For decades, friends and strangers knocked on Clarissa Walker's door and rang her phone in the middle of the night, seeking shelter, food or homespun advice.
"She was the community's mom," said her daughter, Sara Rogers.
Walker, who mothered her south Minneapolis community for five decades as a social worker, activist and Sabathani Community Center leader, died March 7 of complications from dementia. She was 79.
"She was Sabathani; the community is missing a foundation," said Pamela Weems, a professional makeup artist who said she was able to buy a home because Walker straightened out Weems' taxes and got her years' worth of refunds she didn't know she had coming.
A Kansas City native who moved to Minneapolis in the mid-1950s, Walker transitioned from work as a nursing assistant to social work and community organizing.

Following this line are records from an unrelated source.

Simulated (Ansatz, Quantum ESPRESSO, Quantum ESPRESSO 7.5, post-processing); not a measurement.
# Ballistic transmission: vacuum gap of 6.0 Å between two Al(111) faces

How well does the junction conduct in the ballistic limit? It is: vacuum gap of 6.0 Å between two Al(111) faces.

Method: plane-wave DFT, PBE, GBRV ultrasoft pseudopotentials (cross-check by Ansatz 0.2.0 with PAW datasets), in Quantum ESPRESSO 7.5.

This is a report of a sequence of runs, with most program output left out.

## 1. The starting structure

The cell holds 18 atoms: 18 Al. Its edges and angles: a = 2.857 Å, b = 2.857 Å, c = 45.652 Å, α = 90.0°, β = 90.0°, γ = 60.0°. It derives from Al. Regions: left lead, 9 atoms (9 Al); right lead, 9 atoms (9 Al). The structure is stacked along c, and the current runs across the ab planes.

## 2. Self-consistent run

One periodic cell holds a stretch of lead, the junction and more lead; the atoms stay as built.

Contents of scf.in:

She created the Sabathani Family Resource Center, which included two emergency houses, a food shelf and clothing shelf. She also brought Southside Neighborhood Housing Services, a national affordable housing program, to Minnesota in the 1970s. She helped south Minneapolis families plant community gardens on Sabathani property, and she helped many besides Weems prepare their taxes, securing millions of dollars in much-needed refunds.
A former welfare recipient, Walker didn't pass judgment or ask questions about how or why people ended up in predicaments, Sara Rogers said, adding that Walker was concerned with one thing: "How can I help?"
Georgia Marinkov-Omorean worked alongside Walker at Sabathani for decades, serving families in the Central and Bryant neighborhoods and beyond.